You don't have to look much farther than Pittsburgh Penguins captain Sidney Crosby's numbers this season - three goals, eight assists in 20 games - to see that something's not quite right with the Pens star. And while a variety of possibilities have been raised as to why Crosby's not performing up to his usual NHL All-Star form, a report from Wednesday suggests that issues with Pittsburgh ownership and, specifically, Mario Lemieux, may be behind Crosby's limited production and generally negative body language on the ice.

"But the more and more I looked into it, the more I found out, people with the same sentiments that there's a big falling out between Mario (Lemieux) and (Sidney) Crosby. Now whether that pushes them to move him at some point? Whether he wants to move? That I don't know, " former NHL and Penguins player-turned NHL analyst Matthew Barnaby told fellow Sirius XMNHL host Steve Kouleas on Wednesday, via Yahoo Sports' transcript.

You can hear the audio for yourself here.

Kouleas offers some of those very reasons, parroted in the past by others, for why Crosby could be struggling - coaching staff, chemistry with new players like Phil Kessel, not having won more than one Cup thus far in his career - and Barnaby responded with a couple of as-of-yet unheard possibilities.

"I've heard over coaching, I've heard also after the (2014) playoffs when they lost out," Barnaby said, per Yahoo. "Maybe the personnel isn't right?"

It was reported earlier this season that Crosby, who looked at the time like he was carrying the weight of all the steel in Pittsburgh on his shoulders, was struggling due to "organizational pressure" fueld by ownership paranoia. Whether that meant pressure directly from Lemieux was never made clear. But what is clear is that Crosby, Lemieux and the rest of the Pens organization are clearly struggling to come to grips with the fact that they've been able to capture only one Stanley Cup during the career of a generational talent like Crosby.

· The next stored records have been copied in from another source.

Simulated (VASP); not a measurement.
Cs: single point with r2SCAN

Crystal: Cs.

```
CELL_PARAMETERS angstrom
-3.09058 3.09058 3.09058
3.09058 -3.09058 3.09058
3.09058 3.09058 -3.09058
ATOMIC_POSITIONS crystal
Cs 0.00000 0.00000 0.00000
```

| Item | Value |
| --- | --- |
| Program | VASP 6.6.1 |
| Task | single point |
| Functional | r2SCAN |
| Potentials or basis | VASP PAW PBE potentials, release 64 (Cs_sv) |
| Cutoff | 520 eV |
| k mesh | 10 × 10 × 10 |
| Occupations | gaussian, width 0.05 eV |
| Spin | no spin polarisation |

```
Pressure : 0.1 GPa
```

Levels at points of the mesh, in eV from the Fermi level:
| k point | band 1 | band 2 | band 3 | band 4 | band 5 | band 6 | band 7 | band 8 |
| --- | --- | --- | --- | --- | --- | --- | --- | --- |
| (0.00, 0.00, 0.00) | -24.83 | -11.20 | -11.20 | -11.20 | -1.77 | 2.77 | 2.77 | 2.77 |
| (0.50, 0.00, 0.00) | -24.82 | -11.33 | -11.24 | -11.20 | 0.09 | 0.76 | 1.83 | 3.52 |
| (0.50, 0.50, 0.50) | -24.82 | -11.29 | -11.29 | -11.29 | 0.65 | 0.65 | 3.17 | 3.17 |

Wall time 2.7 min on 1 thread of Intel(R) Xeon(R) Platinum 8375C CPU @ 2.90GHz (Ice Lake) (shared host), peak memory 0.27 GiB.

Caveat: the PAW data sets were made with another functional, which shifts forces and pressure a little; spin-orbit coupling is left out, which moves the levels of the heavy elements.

And to make matters worse, the team isn't only struggling in the standings this season, they seem to be devolving into a kind of frustration, bordering on crisis. Fellow superstar Evgeni Malkin lamented openly about the lack of hard work and resulting infighting that was occurring, before doing his best to walk those statements back a few days later.

Kessel, talented though he may be, hasn't been the cure-all the team and head coach Mike Johnston were likely hoping for when GM Jim Rutherford acquired him this offseason. And Crosby, with just 11 points in 20 games, has become a poster child for the dysfunction currently plaguing the franchise.

And while there's no evidence beyond Barnaby's suppositions to suggest that Crosby and Lemieux have fallen out, something is clearly wrong with Crosby - a running theme under Johnston and Rutherford - and, by extension, the entire Penguins team.